Re: GHC Performance / Replacement for R?

Iavor Diatchki
Hello,

when you parse the CSV fully, you end up creating a lot of small bytestring objects, and each of these adds some overhead.   The vectors themselves add up some additional overhead.  All of this adds up when you have as many fields as you do.   An alternative would be to use a different representation for the data, which recomputes things when needed.   While this might be a bit slower in some cases, it could have significant saving in terms of memory use.   I wrote up a small example to illustrate what I have in mind, which should be attached to this e-mail.

Basically, instead of parsing the CSV file fully, I just indexed where the lines are (ref. the "rows" field of "CSV").  This allows me to access each row quickly, and the when I need to get a specific field, I simply parse the bytes of the row.
One could play all kinds of games like that, and I imagine R does something similar, although I have never looked at how it works.   To test the approach I generated ~200Mb of sample data (generator is also in the attached file), and I was able to filter it using ~240Mb, which is comparable to what you reported about R.  One could probably package all this up in library that supports "R like" operations. 

These are the stats I get from -s:

   4,137,632,432 bytes allocated in the heap
         925,200 bytes copied during GC
     200,104,224 bytes maximum residency (2 sample(s))
       6,217,864 bytes maximum slop
             246 MB total memory in use (1 MB lost due to fragmentation)

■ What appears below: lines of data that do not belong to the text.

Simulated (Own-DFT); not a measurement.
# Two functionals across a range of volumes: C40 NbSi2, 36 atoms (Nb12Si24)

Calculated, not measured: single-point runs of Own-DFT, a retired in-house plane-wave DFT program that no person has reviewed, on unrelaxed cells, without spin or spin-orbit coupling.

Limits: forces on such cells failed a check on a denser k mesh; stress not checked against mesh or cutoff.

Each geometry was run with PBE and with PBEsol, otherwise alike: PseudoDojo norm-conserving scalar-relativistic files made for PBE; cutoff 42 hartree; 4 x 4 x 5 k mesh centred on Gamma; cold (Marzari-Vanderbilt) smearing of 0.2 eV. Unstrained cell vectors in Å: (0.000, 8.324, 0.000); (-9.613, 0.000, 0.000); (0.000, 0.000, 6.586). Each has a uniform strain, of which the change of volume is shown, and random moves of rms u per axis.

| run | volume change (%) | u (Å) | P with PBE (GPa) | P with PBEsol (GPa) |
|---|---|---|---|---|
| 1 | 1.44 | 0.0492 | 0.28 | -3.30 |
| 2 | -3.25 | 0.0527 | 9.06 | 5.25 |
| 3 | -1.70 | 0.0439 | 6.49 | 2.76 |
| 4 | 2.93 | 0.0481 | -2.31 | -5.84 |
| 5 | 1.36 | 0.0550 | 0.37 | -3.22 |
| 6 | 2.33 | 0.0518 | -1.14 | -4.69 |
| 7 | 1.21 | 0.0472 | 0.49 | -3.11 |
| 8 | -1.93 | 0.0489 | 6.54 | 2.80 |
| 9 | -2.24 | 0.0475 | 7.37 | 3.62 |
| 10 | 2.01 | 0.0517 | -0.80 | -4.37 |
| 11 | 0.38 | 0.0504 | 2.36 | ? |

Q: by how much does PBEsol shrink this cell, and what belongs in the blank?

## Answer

                                     Tot time (elapsed)  Avg pause  Max pause
  Gen  0      7564 colls,     0 par    0.024s   0.011s     0.0000s    0.0001s
  Gen  1         2 colls,     0 par    0.000s   0.001s     0.0003s    0.0006s

  INIT    time    0.000s  (  0.000s elapsed)
  MUT     time    0.364s  (  0.451s elapsed)
  GC      time    0.024s  (  0.011s elapsed)
  EXIT    time    0.000s  (  0.001s elapsed)
  Total   time    0.388s  (  0.463s elapsed)

  %GC     time       6.2%  (2.5% elapsed)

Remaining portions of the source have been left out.